The Netherlands has made significant strides in reducing tax avoidance, with recent measures showing promising results.
The government’s ongoing efforts, both at a national and international level, have successfully curbed tax evasion tactics used by multinational companies. With effective legislative changes and international cooperation, the country is seeing a substantial decrease in profit shifting and tax avoidance strategies.
Effective measures reduce tax avoidance by €5 billion in the Netherlands
The introduction of new regulations has directly impacted tax avoidance practices, with notable success in limiting profit shifting. One key measure, aimed at curbing businesses’ ability to move profits to affiliated companies in low-tax jurisdictions, has resulted in a reduction of €5 billion in profits being shifted. This is a clear indication of the effectiveness of the Dutch government’s approach in addressing corporate tax avoidance.

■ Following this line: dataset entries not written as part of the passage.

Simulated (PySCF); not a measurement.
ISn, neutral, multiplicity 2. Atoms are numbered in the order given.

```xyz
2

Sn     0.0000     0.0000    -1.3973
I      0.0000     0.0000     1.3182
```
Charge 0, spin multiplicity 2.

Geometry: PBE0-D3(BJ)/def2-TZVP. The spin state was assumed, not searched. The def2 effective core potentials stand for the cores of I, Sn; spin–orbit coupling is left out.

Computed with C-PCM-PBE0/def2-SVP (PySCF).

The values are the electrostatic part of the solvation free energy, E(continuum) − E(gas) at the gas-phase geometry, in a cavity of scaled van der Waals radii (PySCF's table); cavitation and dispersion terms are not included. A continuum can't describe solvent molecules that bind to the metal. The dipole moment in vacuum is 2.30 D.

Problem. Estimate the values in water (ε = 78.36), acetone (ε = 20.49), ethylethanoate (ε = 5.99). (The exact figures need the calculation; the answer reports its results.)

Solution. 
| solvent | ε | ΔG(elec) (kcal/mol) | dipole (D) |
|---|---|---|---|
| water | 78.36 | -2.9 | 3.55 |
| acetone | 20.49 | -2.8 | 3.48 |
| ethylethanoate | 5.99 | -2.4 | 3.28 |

Combatting hybrid structures and interest payments
A notable development has been the successful reduction of hybrid structures, such as the ‘CV/BV’ model, which allowed businesses to defer taxes indefinitely. With the implementation of Anti-Tax Avoidance Directives (ATAD), particularly the first and second versions, the Netherlands has seen a significant reduction in the use of these structures. As a result, American companies, in particular, are booking less commercial profit in the Netherlands, marking a successful blow to tax avoidance schemes.
Collaboration with EU and OECD enhances global anti-tax avoidance efforts
On the European front, the fight against tax avoidance continues with the implementation of the FASTER directive. This legislation empowers EU member states to reject withholding tax refund requests that may be linked to tax abuse. Furthermore, the system for exchanging tax-related information has expanded to include cryptocurrencies, ensuring broader transparency and tighter regulation.
On a global scale, the Netherlands has actively participated in international tax reform through the OECD/G20 Inclusive Framework. These efforts have culminated in the introduction of the Minimum Tax Rate Act 2024, which aims to ensure that multinational corporations are taxed fairly in the countries where their consumers and users are based. The Netherlands remains committed to reinforcing global tax rules and combating aggressive tax avoidance on a global scale.
Long-term impact of anti-tax avoidance policies expected to drive continued progress
Despite the success so far, the Netherlands continues to assess the full impact of its anti-tax avoidance measures. Additional steps, including a withholding tax on dividends paid to low-tax countries, are yet to show their full effects. However, the ongoing evaluation and adjustments to these policies suggest that the country is on track to continue reducing tax avoidance practices in the coming years.
With these groundbreaking initiatives, the Netherlands is setting a strong example for other nations looking to tackle corporate tax avoidance while ensuring the integrity of their tax systems.